Koloane, former chief of state protocol in the Department of International Relations and Co-operation, was suspended that August when he was found directly responsible for allowing an Indian plane carrying a wedding party to land at a military-sensitive base.
Koloane took a year’s sabbatical after the incident, only to be announced in August as the new ambassador to the Netherlands.
Manuel used the Archie Gumede Memorial Lecture at the Maharani Hotel in Durban on Friday to raise concern about the erosion of values and ethics in civil society and the government.
The former finance minister delivered the keynote address on the former United Democratic Front president in an event organised by the Law Society of South Africa and the Archie Gumede Foundation.

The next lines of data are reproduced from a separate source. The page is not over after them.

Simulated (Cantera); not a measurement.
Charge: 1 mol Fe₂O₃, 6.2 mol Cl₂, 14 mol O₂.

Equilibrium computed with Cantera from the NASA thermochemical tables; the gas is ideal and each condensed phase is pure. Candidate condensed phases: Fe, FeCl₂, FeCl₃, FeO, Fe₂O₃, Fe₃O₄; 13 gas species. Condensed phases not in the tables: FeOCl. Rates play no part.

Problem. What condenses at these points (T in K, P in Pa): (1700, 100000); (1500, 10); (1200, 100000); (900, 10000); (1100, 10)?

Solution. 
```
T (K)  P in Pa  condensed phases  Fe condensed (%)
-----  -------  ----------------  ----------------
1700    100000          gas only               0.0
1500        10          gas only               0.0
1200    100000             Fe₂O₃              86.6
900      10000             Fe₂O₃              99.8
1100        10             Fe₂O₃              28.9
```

Manuel quoted author Stein Ringen in A Nation of Devils saying good government depended on a combination of functional institutions and competent leadership.
“If institutions are dysfunctional, no competence can save the day. But functional institutions are only a necessary condition, never a sufficient one.”
Without directly naming Koloane and citing the Gupta plane scandal, Manuel said: “How do we feel about private planes landing at our military airports in clear violation of rules, and the parties fingered as culprits being rewarded afterwards?
“What emotions are evoked when plea-bargain deals are struck with known criminals who boast about their untouchability?” he said.
Manuel said trusted institutions were integral to Ringen’s arguments as they formed the basis of social cohesion.
“Our constitution creates a myriad of institutions in the context of trias politica. We trust these to support and lead us. We trust that our legislatures are adequately equipped to make laws that regulate our interaction.
Equally, we trust that the executive is competent to correctly implement these regulations, and to explain the functioning and ordering of society to us. We expect our courts to judge in a manner that always strikes us as wise, impartial and with integrity,” he said.
Manuel asked what happened when people rode roughshod over the recommendations of a Chapter 9 institution – be it the Auditor-General, Public Protector or Human Rights Commission, all designed to support our constitutional democracy.
“What are the consequences of wrongdoing or of ignoring the decisions of courts or the laws that were passed? Where should the buck stop when it appears members of the executive might be acting in a manner that appears to undermine the spirit of our constitution?
“Importantly, why did the drafters of our constitution see fit to provide citizens with the assurance of checks and balances provided by these institutions?”
He asked if government institutions were worthy of “our undiminished trust” .
“It is crucial that we return to the rationale for the inclusion of these matters in our constitution when we confront shifting public perceptions of trust and competence,” he said.
Manuel, quoting another writer, said a successful liberal democracy required a state that was strong, unified and able to enforce laws and a society that was strong, cohesive and able to impose accountability on the state. “It is the balance between a strong state and a strong society that makes democracy work.”